Speaking to reporters outside the Rawalpindi Cricket Stadium, Chatha said, “I am taking responsibilty for all this wrongdoing.” He alleged that the chief election commissioner and a top judge of the Supreme Court were “involved in this”.

“We made independent candidates — who had leads of 70,000-80,000 votes — lose by putting on fake stamps,” he added.

In a handwritten letter, a copy of which is available with Dawn.com, he said he was resigning from his “post and service” as he was “deeply involved in serious crime like mega election rigging 2024”.

The letter was addressed to Punjab Governor Haji Ghulam Ali, interim provincial chief minister Mohsin Naqvi and the provincial chief secretary.

When asked if there were “irregularities” in the electoral process and if the local returning officers had delayed the transmission of results, Chatha said that “‘irregularities’ is a minor word for it”.

The commissioner further said that “stabbing the country in its back” does not let him sleep.

“I should be punished for the injustice I have done and others who were involved in this injustice should also be punished,” he added.

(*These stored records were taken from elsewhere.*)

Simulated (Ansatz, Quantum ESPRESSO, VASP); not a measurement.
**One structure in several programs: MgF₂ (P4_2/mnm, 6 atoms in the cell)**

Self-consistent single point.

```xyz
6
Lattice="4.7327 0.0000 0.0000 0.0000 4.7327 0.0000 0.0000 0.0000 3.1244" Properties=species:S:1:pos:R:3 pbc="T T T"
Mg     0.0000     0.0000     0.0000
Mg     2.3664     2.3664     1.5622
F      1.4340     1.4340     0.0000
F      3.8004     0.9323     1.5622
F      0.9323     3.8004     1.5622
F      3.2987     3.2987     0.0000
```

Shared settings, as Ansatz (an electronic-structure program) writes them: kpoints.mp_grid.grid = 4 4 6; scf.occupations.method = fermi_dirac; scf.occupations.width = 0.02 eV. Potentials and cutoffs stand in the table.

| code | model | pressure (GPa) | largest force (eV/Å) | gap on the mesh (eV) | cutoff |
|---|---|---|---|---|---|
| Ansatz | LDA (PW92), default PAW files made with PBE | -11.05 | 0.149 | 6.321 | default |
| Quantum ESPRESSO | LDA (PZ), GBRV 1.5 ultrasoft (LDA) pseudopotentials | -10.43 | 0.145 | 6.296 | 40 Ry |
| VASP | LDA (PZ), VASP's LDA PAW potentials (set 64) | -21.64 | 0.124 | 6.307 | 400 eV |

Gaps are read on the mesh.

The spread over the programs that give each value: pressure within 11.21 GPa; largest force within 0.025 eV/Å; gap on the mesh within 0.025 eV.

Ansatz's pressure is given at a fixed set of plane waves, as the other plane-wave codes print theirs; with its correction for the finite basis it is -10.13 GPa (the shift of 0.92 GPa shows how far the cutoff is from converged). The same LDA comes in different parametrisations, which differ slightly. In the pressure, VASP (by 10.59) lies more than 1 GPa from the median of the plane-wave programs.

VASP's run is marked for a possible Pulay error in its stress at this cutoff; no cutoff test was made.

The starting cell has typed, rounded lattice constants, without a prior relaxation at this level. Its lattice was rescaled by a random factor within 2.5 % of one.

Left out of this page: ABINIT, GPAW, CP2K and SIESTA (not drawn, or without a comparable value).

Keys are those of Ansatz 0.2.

Earlier, addressing a press conference at the Rawalpindi Cricket Stadium, Chatha said there was “pressure” on him to the extent that he contemplated suicide in the morning but then resolved to present matters before the public.

“It is my request to the entire bureaucracy to not do anything wrong for all these political people,” he added.

Responding to Chatha’s claims, the Election Commission of Pakistan (ECP) said it “strongly rejected the allegations against the ECP or the chief election commissioner”.

In a press release, the electoral watchdog said none of its officials ever issued any instructions to Chatha for a “change in the election results”.

“Neither is the commissioner of any division ever appointed as a district returning officer, returning office or a presiding officer nor do they ever play a direct role in the conduct of elections,” it asserted.

“However, the election commission will conduct an inquiry into the matter as soon as possible.”

Caretaker Punjab Chief Minister Mohsin Naqvi ordered an “impartial probe” into the allegations levelled by Chatha.

Taking notice of the claims in a statement, he directed that a “high-level committee” be constituted to conduct an inquiry into the matter.

“An independent inquiry of the allegations will be held,” CM Naqvi asserted, adding that the facts will be brought forward.

Meanwhile, Punjab caretaker Information Minister Amir Mir also rejected the claims made by Chatha.

Speaking to Geo News, he said that the commissioner had “not shown any proof” of the alleged tampering of election results.

Noting that Chatha was retiring on March 13, Mir said, “I imagine he’s trying to kick start his political career after he retires.”

The minister further questioned why the official did not come clean about the alleged rigging on February 8 when the polls were held.

Terming Chatha’s statements as “irresponsible claims”, Mir asked: “If he was forced, why did he not come forward on election day? Why did he come clean after election day?”

“There was some political affiliation of his own or plans and designs that did not happen so he is taking his anger out by blaming the government and elections,” the provincial minister alleged.

Mir further said a probe into Chatha’s mental health was needed, stating that the commissioner had called for himself to be severely punished.

The PML-N said that the statements made by the Rawalpindi commissioner were a “tactic to gain cheap popularity”.

Following the resignation, in a post on X, the Rawalpindi police refuted media reports of Chatha’s arrest.

Rawalpindi Senior Superintendent of Police (operations) Kamran Asghar also told Dawn.com that the commissioner had not been arrested. “How can we arrest someone till a case has been filed against them?” he asked.

On the other hand, PTI’s Khurrum Sher Zaman appreciated Chatha’s “courage and bravery”.

“It is hoped that other commissioners in the country would also make public such rigging,” he said in a post on X.

Can a divisional commissioner influence elections?

Advocate Usama Khawar told Dawn.com that the Commissioner of a Division does not have an official role in the conduct general elections but can still enjoy an unofficial influence on the conduct of the elections.

“The Election Commission of Pakistan appoints officials from the bureaucracy as election officials for the conduct of elections,” he said.

He said Deputy Commissioners (DCs) of all the six districts of Rawalpindi Division, including Rawalpindi, Attock, Murree, Chakwal, Jhelum, and Talagang, were appointed as the district returning officers (DROs).

Additional deputy commissioner general, additional district deputy commissioner revenue, additional deputy commissioner headquarters, district council chief officer, and the district election commissioners were the returning officers (ROs) of 13 National Assembly constituencies across the division, and all assistant commissioners were the assistant returning officers,“ Khawar added.

“The Commissioner did not have any official role in this arrangement. However, as the administrative head of the Division, the Commissioner can have an unofficial influence on the conduct of the elections because DCs are subordinate to him on the administrative side.